After organizing my own West Autumn Chapter of the Joe Horn Neighborhood Watch, I responded to this tripe found a couple of days ago in the Daily Punctilio. Lex responds:
Using Stephanie Salter’s backward logic: Quick quiz.
Where in the U.S. Constitution do the words “separation of church and state” appear?
Answer: Nowhere. It's not in there.
The reason that it is generally a fool’s errand to search out where in our Constitution certain rights are provided is that the Constitution does not attempt enumerate each and every right. Rather, the Constitution seeks to LIMIT GOVERNMENT power to interfere with those rights.
That is how Salter accidentally swerved into the truth when she noted that “Ellery Schempp recently observed, the Constitution ‘mentions religion just twice, and both times the word “no” is attached.’”
The first case appears in Article VI and states “…no religious Test shall ever be required as a Qualification to any Office or public Trust under the United States.” The second is found in the First Amendment, “Congress shall make no law respecting an establishment of religion, or prohibiting the free exercise thereof…” In both cases the “no” is inserted as a RESTRAINT ON GOVERNMENT’s ability to interfere with the people’s right to free expression of religion.
Don’t even get me started on the Supreme Court legislating from the bench because Liberals can’t get the votes in congress. It would indeed take nine crafty and highly trained legal minds -- minds capable of say, finding a right to abortion and sodomy hidden somewhere in the Fourteenth Amendment -- to turn the First Amendment on its head from “freedom OF religion” to “freedom FROM religion.”
Bonus question: Where in the Constitution are Salter and Schemepp guaranteed that they will never have to gaze upon a Bible in a public space, hear a public official utter the dreaded words Merry Christmas or pass a small cross on the roadside?

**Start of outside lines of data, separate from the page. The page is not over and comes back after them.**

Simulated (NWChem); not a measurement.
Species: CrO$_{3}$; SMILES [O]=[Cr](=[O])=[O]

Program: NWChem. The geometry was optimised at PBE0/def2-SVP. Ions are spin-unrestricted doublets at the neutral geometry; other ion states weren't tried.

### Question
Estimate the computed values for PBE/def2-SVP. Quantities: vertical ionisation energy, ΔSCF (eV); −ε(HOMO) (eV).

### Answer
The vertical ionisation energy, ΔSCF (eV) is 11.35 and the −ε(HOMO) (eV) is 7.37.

Answer. Nowhere. It’s not in there.
END OF LETTER
I love Christmas for a lot reasons but near the top of the list has to be because I know that somewhere the Salters and Shempps of this world are miserable. They spend every waking minute worrying that there is a manger scene or a Christmas party going on in a public space somewhere. Then they lay awake at night tortured by the fact that, like the Grinch, they will not be able to stop Christmas from coming again this year.